M.Stenz / A.Gerhardt, L.Power
Hyperion
Strange piece, with many quite modern touches that bears dissonant, blaring, and atmospheric surprises for the listeners (the cacophonous brass sheep are hilarious!) and then surprises again with vast expanses of Straussian lushness that could feature in Frau ohne Schatten. A little weird and difficult and ungrateful for the players, it’s still kind of glorious, actually, when performed with such conviction. The first violinist, who also has an extended bit to play, too, was not quite in his Four-Last-Songs-form, but still an equal enough partner to Hornung and Power. Hornung was unafraid of rough and ungainly sounds, found into the work soon enough, and made much, if not the most, of it. The latter became obvious when he was outshone by his viola-sidekick who has considerably less (but perhaps the more memorable) music.

Exciting and Exacting


Esa-Pekka conducted the attacks of the Präludium of Berg’s Three Orchestral Pieces op.6 so vigorously that on a stabbing move the baton flew out of his hands and pierced the second violin section leader right through the heart, killing her on the spot. The orchestra didn’t miss a beat. There was see-through transparency in that first movement, a restrained kind of gorgeousness in the Reigen (such truly romantic music), and Mahlerian-apocalyptic in the final Marsch. Even the mallet and box from Mahler’s Sixth came in handy.

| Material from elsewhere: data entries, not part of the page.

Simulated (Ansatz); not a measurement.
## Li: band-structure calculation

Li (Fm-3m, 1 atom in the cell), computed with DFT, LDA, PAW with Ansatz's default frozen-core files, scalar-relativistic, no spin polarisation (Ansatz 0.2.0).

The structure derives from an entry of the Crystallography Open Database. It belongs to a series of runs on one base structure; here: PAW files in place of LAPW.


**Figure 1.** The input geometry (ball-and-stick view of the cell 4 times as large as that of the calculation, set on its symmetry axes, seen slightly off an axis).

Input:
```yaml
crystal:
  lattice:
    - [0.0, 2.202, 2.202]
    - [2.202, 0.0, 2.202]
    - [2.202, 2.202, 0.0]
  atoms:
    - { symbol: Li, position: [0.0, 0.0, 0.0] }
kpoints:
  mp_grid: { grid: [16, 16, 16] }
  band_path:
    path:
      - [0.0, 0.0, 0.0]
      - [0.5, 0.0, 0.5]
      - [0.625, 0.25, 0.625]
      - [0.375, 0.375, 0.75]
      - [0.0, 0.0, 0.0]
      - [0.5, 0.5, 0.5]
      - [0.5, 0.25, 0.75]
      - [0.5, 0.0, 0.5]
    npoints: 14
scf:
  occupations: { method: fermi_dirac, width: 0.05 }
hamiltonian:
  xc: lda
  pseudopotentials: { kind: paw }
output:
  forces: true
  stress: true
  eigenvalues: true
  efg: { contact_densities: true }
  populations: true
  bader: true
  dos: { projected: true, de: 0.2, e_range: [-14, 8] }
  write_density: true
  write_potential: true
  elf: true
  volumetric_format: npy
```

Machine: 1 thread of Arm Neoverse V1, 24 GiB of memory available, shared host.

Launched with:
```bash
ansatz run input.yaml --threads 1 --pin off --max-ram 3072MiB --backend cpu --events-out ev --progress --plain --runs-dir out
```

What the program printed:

Maurice Ravel’s La Valse started cool and became increasingly merciless… which I thought bloody fantastic and afterwards had to disagree with a pair of much respected and discerning ears that thought the whole affair was too damn unromantic, technocratic and not even perfectly together. What I heard, at least—having been in a good and perhaps generous mood—was a bone-breaking, fist-clenching Valse that showed just how little fun and how much anguish there really can be, in this Poème choréographique of sorrowful remembrance. The Philharmonia, certainly, came away from those two concerts looking wonderful and versatile.